“I don’t have a heart of gold, and I don’t grow one later,” says Dedee Truitt (Christina Ricci) in her acerbic opening narration to Don Roos’ directorial debut The Opposite of Sex, released 25 years ago this week. Like a lot of what Dedee says, this assertion can’t be trusted, and all of Dedee’s protests about her unlikability sound increasingly disingenuous as she opens herself up to the people in her life, while making feints at pushing them away. Roos and Ricci allow Dedee to be unpleasant and offensive without turning her into a villain — at least depending on the audience’s tolerance for pseudo-satirical homophobia.
Roos, who’s gay himself, walks a fine line in The Opposite of Sex that wouldn’t be possible in a modern movie without inviting social media outcry and ironic support from the exact people the movie is meant to oppose. A mean, manipulative, foul-mouthed teenager from small-town Louisiana, Dedee leaves home following the death of her hated stepfather and shows up unannounced at the suburban Indiana home of her comparatively sedate half-brother Bill (Martin Donovan). Bill is a soft-spoken high school English teacher approaching middle age, but he’s also openly gay in the Midwest, which makes him an easy target for insults and attacks, many of which come directly from Dedee.
Dedee would probably characterize herself as an equal-opportunity misanthrope, and she lashes out at Bill as much out of resentment for his seemingly comfortable life as out of any distaste for his sexual orientation. That doesn’t excuse the rampant homophobic slurs, of course, but in 1998 there was genuine shock value in filmmakers like Roos proudly retaking those terms, and The Opposite of Sex is working in a more mainstream version of a tradition established by queer filmmakers like John Waters and Gregg Araki.
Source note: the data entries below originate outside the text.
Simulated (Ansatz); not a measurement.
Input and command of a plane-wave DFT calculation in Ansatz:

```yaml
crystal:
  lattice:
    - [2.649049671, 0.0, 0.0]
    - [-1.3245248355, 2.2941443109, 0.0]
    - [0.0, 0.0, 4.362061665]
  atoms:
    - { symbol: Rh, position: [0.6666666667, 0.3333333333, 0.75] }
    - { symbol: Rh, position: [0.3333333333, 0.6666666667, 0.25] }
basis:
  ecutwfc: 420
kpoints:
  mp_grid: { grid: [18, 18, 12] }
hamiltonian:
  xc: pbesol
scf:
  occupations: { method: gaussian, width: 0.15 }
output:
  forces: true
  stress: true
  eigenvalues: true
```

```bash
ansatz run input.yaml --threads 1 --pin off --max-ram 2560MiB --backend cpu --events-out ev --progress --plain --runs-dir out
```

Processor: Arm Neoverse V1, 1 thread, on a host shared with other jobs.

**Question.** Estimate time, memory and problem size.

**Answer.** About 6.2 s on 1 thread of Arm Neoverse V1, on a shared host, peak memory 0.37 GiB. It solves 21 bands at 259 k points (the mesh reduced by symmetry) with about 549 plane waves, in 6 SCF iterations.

Roos expresses his point of view not through the often defiantly naive Dedee, but through a fiery speech that Bill delivers late in the movie to sniveling blackmailer Jason Bock (Johnny Galecki), detailing the horrors he endured during the preceding decades so that younger gay men like Jason could grow up with the freedom to be self-centered assholes.
In its own sometimes clumsy way, The Opposite of Sex is also an early depiction of sexual fluidity, although it eventually shies away from its potential embrace of bisexuality and asexuality. Dedee’s main act of disruption is her determination to seduce Bill’s younger boyfriend Matt Mateo (Ivan Sergei), who proves remarkably open to sleeping with an underage girl despite his avowed homosexuality. Matt later comes out as bisexual, but the movie is quick to dismiss this revelation, with the outdated notion that only gay men ever claim to be bisexual.

Even more intriguing is the hint that Bill’s friend and co-worker Lucia DeLury (Lisa Kudrow), sister of his late boyfriend Tom, may be asexual. In an often cartoonish movie, Kudrow gives the most sensitive performance as a lonely straight woman who’s poured all of her emotional energy into the lives of gay men, and she expertly plays a scene in which Lucia opens up to Bill about being baffled over the appeal of sexual intercourse. She’s then immediately paired off with a love interest (Lyle Lovett’s friendly cop Carl Tippett), but for a moment Roos expands the spectrum of sexuality that could be depicted in mainstream cinema.
At the time, The Opposite of Sex was more notable for expanding the horizons of Ricci’s career, after her years of work as a child actor. Following her supporting turn in The Ice Storm, this was Ricci’s breakout “adult” role, and part of the movie’s appeal is seeing the onetime Wednesday Addams apply that same sardonic, deadpan disdain to much more mature topics. Ricci makes the most of the spotlight, offering withering putdowns even as she’s offscreen for long stretches. One reason that Dedee’s nastiness is palatable is that Ricci delivers it with such good-natured dismissiveness, and Dedee is rarely truly malicious.
As other characters keep emphasizing, Dedee is a literal child, despite spending much of the movie pregnant with a baby of unclear paternity. She’s an immature brat who enjoys getting a rise out of people, whether her friends and family members or the viewers of the movie. As with so many present-day online trolls, her bigotry is more performative than sincere. She’s adept at stringing the audience along with her narration, playing with expectations for what this kind of movie would entail, and chiding viewers for their susceptibility to common cinematic storytelling devices.
Dedee’s meta-narrative abilities are more sophisticated than her interpersonal skills, and she can never stop straining for edginess. The movie can’t resist that, either, which means that plenty of it now comes across as dated and cringe-worthy. But that’s part of the process of growing up, both for Dedee and for queer representation onscreen. What’s provocative in one decade seems retrograde by the next. Dedee gets her heart of gold, whether she likes it or not, and she passes that maturation forward to the next generation.
“The Opposite of Sex” is streaming on Kanopy and Hoopla, and available for digital rental or purchase.